That’s not all, either, with private lobbies not available at launch (they’re promised soon) and with vanilla multiplayer experiencing more than its fair share of failures in these early days. Be warned, too, that Assetto Corsa Competizione is a fairly slim proposition, with its single series and 11 tracks, something reflected in its slimmer price point, and something that can be addressed with some DLC that’s available on day one that folds in the Intercontinental series, with the prospect of British GT being added further down the line too. That’s if you can get your DLC code working, that is, with problems there adding to the laundry list of faults found in Assetto Corsa Competizione’s console version on day one. Out of the box, Assetto Corsa Competizione is – to borrow a motor racing term – a shitbox.

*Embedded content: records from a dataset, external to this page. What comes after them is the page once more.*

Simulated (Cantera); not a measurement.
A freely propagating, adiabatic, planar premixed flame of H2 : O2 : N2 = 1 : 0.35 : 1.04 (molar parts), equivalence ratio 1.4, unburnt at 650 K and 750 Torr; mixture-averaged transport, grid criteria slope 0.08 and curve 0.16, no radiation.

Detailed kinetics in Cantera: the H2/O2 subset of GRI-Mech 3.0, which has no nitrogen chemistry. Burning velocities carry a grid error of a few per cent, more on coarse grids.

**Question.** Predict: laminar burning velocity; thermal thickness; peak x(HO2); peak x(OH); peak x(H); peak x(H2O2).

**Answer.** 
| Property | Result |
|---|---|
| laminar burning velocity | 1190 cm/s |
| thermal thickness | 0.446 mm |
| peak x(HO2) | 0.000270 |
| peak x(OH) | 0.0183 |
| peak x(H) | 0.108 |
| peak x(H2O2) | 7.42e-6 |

It’s deeply frustrating, especially given how Kunos has worked so hard to get the PC version in shape in recent months only for the console version to suffer from a similarly flawed start. Work at it, though – and have some faith that this port will have a bit more work put into it over the coming weeks – and there’s something pretty special here, though it’s worth knowing what you’re getting yourself into. If crawling around a track on your outlap as you gingerly get heat into the tires and brakes before really committing, or trawling forums for ideal force feedback settings or camber rates for certain tracks doesn’t sound like your idea of fun, you might want to steer clear. Assetto Corsa Competizione is a proper sim, for better and for worse – and for its many faults, it may well be the finest sim that’s ever found its method to a house console.